A lot of my work involves repairs to lime plaster on walls and ceilings and examples are shown below. Lime plastering also lends itself well to repair/tuition - see the Doncaster case study below.
Due to a toilet cistern overflowing water came through the downstairs ceiling of this Victorian house in Matlock loosening the ceiling rose. The rose had been made in situ and was very heavy and was virtually hanging by the electric cable.
A frame was made to support the rose and then the frame was gently lifted using a car jack until the rose was in position and could be fixed to the joists.
Damaged laths were replaced and three coats of lime plaster was used in the repair area.
When the wallpaper was stripped off the stairs and landings walls in this three-storey Victorian house in Derby the original lime plaster was revealed. It had been finished to look like stone and then lime washed. The finish was copied onto a new internal plasterboard wall.

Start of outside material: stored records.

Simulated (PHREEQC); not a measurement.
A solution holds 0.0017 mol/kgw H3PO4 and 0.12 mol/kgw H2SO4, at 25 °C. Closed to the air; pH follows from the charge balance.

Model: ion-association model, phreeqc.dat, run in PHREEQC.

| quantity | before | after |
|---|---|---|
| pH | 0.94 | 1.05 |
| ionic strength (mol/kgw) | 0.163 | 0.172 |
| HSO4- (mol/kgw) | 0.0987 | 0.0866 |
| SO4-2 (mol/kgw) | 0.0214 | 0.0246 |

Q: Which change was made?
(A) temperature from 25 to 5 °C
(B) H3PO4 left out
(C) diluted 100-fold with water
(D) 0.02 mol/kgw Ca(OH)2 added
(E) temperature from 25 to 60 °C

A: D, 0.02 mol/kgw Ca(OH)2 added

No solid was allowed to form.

This is a Victorian terraced house in Doncaster which retains much of the original lime plaster, much of which is on lath. On the staircases and landings there were patches of damaged plaster caused by either wear and tear, and/or failure of the underlying lath. The owners decided that they wanted a proper repair rather than using plasterboard and gypsum; the man of the house is very practical and wanted the repair work done as a tuition exercise so that he could do other lime plaster repairs in the house himself.
Here any damaged lath has been replaced and the first coat of plaster applied.
The lime plastering was done in the traditional three coats and would later be lime washed.
There was no original wall here so new sawn oak laths were fixed to the wooden frame and then plastered.